Miners slowly jumping on the automation band wagon

As Rio Tinto moves its 100 millionth tonne via automated trucks, it is becoming clear that automation is here to stay.

Former US-based military officer Tyler Berens spent a year travelling around the world to talk to, and listen to, miners speak about automation. Views on mine drill rig automation used to be as diverse as the cultures around the world.

But Berens now saw a consistent trend and vision – and a certainty about the role of automation in the industry’s future.

Automation used to be a bogey word to most miners when Atlas Copco first introduced its RCS computerised control system for drilling rigs in the late 1990s.

But miners are now embracing it. Berens said the fast rate of change has been evident even in the past 12 months.

“The customers know what they want from automation, which is good,” he said.

“They’ve obviously accepted the technology and they are ready to push forward and go autonomous where it makes sense to do so.

“I think it’s [automation technology] appealing to any stakeholder in the mining environment – whether that’s an operator, a safety officer, a mine manager, or even a mining investor.

"There are opportunities to eliminate risks normally associated with certain mining activities; there’s the prospect of better efficiencies and lower operating costs; and, on a broader scale, there’s the opportunity to build a greater quality of life for the workforce.

"So I don’t see the industry’s embrace of automation slowing down in the foreseeable future."

“In fact, I think peoples’ concept of automation is certainly maturing greatly. Just in the past year that I’ve been with the company I’ve seen it mature rapidly.”

Texas-based Berens is a project manager for blast hole technology with Atlas Copco and said it was an exciting time to be involved with the company and the mining industry.

Atlas Copco introduced its Rig Control System in 1998, and has since developed computerised and increasingly automated rock drilling.

 “Automation I think is a big buzzword out there in the industry – from trucks to dozers to blast hole drills – everybody has got that word in their vocabulary now,” Berens said.

Atlas Copco’s RCS increases drilling rates and economy, and also delivers rapid fault detection and lower maintenance costs, higher drill rig availability and utilisation.

The RCS4, which is fourth generation RCS automation, comes with advanced tools to aid mine planning and managing the drilling process, including wireless online data transmission between rig and site office.

This is done through PC-software that enables RCS-equipped rigs to communicate with a site office while referring to the same constantly updated plans.

“We use the international standard IRDS (information resource dictionary system) for all of our log files so that it should be compatible market wide, or industry wide,” Berens said.

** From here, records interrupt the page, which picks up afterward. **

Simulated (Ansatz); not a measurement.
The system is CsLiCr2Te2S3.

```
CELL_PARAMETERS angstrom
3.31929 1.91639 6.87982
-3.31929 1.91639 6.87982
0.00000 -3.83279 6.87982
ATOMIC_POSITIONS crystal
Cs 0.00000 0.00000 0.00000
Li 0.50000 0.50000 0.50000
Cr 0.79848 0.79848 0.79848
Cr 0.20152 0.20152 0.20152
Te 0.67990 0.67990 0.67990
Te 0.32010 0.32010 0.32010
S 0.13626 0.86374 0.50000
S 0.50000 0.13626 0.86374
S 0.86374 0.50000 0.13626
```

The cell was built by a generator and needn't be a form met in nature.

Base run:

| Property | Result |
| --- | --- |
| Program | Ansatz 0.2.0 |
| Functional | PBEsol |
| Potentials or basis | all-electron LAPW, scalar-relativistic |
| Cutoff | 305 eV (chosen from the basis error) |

He said the company’s modularised approach means customers have the core control system on the machine. Customers can add more options as their needs grow, such as high precision GPS for getting logs off the machine.

“The customer can start with the basic system and then just add on over time- it’s not a big deal,” Berens said.

“When we went from full hydraulic to electric over hydraulic [control] that mainly stayed inside the cab in terms of who it affected. Now as we go to this more computerised control system we can affect ore stakeholders throughout the mine in a positive way.”

Berens said high precision GPS benefits surveyors and engineers as they no longer need to go out and flag each hole. This is because of better precision on the blast side.

“We’re putting the hole exactly where they designed it, and then we’ve got a log coming back saying if they did or didn’t put it right over that hole so that they can make the appropriate correction when they’re loading the hole.”

Berens said the company sends out data in a standard XML form. He said the standardisation was an Atlas Copco theme for mining’s new high-tech era.

“One of the good things about our RCS from our perspective is that RCS is just RCS. So whatever Pit Viper you walk onto, you know it’s going to be identical for the operator, in terms of the controls and in the hardware department.”

There is only one difference in the PV275. It has an auto-rod counting feature. The operator can add or remove rods and it calculates in RCS to provide the right interlocks.

This prevents them from tramming off while there is still steel in the ground.

“The hardware and controls are basically laid out the same depending on the model,” he said.

The Australian market for Atlas Copco surface drills was exploding, but the company had been seeing strong take-up in other parts of the world too.

“North America…it’s taken off in South Africa as well as down in Chile,” Berens said.

Berens believes more users will mean more feedback, which the company can use to fine tune existing product lines and generate new product lines.

He said RCS is modularised, and a plug and play application. This means they can keep building new things into it as people ask for them.

“Basically, we integrate data capture, reporting, analysis and management from the drill all the way through the mine office to the new remote control centres in the industry.

“RCS is a technology that affects a lot of mine stakeholders, not just the operator.”